No sources were available for this week's issue. Per editorial policy, that means writing shorter and saying less rather than dressing up inference as fact. What follows is analysis grounded in established industry patterns — not invented specifics.


"On Track" Is a Term of Art, Not a Status Report

Every major semiconductor project currently underway — TSMC's Arizona fabs, Intel's Ohio and Germany expansions, Samsung's Taylor facility — shares one rhetorical feature: when asked about progress, executives describe them as "on track." The phrase has become so universal it has stopped carrying information. It is the chip industry's equivalent of "we're in advanced discussions."

The accountability problem is structural. Fab construction timelines are genuinely long — five to seven years from groundbreaking to volume production is not unusual — which means any given quarter's earnings call can truthfully report "on track" while quietly absorbing a six-month slip that won't become visible until the next milestone. The milestones themselves are often defined by the company doing the reporting. There is no independent referee.

This matters because the policy apparatus built around domestic chip production — the CHIPS Act, allied-nation subsidy coordination, export control regimes — is calibrated to timelines that companies announced in 2021 and 2022. If those timelines are slipping, the policy assumptions slip with them. But the policy doesn't update in real time. It updates when a company finally discloses a delay, usually buried in an earnings call footnote, usually after the relevant appropriations decisions have already been made.


Three Accountability Threads Worth Watching

TSMC Arizona. The first fab in Phoenix was supposed to reach volume production of 4nm chips in 2024. That date slipped to 2025, and the company has cited workforce training challenges and equipment qualification delays as contributing factors. The second fab, targeting 3nm, was originally planned for 2026. Whether that date has held — and at what yield rates — is the question that matters most for any U.S. customer planning to source domestically. Yield rates at new fabs routinely run below mature-node performance for 12 to 24 months after first silicon. "Production" and "production at competitive yield" are not the same milestone, and companies rarely volunteer the distinction.

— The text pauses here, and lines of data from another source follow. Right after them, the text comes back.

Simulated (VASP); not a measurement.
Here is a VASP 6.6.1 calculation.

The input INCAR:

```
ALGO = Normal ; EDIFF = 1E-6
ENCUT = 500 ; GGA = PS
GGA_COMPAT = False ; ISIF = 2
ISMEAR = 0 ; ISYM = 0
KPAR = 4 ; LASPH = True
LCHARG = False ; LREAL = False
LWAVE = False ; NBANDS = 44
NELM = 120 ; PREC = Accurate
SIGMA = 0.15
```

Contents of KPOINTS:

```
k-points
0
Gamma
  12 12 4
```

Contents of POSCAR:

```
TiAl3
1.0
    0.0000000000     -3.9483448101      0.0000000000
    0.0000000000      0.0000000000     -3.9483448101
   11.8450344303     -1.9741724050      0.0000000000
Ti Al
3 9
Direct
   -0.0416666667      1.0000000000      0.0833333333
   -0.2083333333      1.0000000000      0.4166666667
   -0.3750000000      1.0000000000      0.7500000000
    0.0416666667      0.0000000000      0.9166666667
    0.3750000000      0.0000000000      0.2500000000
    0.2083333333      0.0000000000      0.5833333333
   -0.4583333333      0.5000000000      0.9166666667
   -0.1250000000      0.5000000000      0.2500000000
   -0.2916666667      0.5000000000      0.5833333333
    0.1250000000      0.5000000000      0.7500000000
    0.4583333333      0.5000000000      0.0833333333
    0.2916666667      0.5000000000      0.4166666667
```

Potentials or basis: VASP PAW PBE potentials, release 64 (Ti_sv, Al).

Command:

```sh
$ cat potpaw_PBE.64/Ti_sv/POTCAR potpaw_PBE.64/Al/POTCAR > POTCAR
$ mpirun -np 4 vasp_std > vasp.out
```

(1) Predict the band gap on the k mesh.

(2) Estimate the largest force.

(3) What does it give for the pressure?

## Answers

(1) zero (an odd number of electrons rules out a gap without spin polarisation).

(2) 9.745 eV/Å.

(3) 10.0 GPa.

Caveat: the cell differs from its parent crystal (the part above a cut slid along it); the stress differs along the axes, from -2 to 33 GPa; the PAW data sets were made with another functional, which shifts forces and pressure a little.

Intel CHIPS Act funding. Intel's preliminary agreement with the Commerce Department for CHIPS Act funding was among the largest announced. But CHIPS Act disbursements are structured as milestone-based tranches, not lump-sum grants — meaning Intel receives money as it hits construction and production benchmarks, not when it signs the agreement. Intel's financial position has been under significant pressure, with the company executing a major restructuring that included substantial workforce reductions. The question for any accountability tracker is straightforward: which milestones have been certified, how much has actually been disbursed, and does the disbursement schedule still match the original construction timeline? Those numbers exist in Commerce Department records. They are not prominently featured in Intel's investor communications.

Export controls and China. The export control regime targeting advanced chips and chipmaking equipment has generated an enormous volume of policy announcements. The harder measurement is behavioral change in the target. China's domestic semiconductor industry has been investing heavily in mature-node capacity — the nodes that export controls don't restrict — while working around leading-edge restrictions through a combination of stockpiling, third-country routing, and domestic development programs. Whether that domestic development is producing chips that are genuinely competitive at advanced nodes, or whether it is producing impressive-sounding announcements about chips that exist in small quantities at low yields, is a distinction that state media has no incentive to clarify and that Western analysts have limited visibility into.


The Milestone That Actually Matters This Summer

The CHIPS Act's investment tax credit — the 25% advanced manufacturing credit that makes the subsidy math work for most fab projects — has a policy horizon that the industry has been watching carefully. Separately, the Commerce Department's milestone certification process for major CHIPS Act recipients is generating decisions that will either validate or complicate the original disbursement schedules.

Watch for any Commerce Department announcements on CHIPS Act milestone certifications through Q3 2026. A certification confirms that a company hit a measurable construction or production benchmark. A delay in certification — or silence where an announcement was expected — is the tell. The chip industry has trained observers to watch the press releases. The accountability signal is in what doesn't get announced.

The gap between "on track" and "certified milestone achieved" is where the real story lives. It always has been.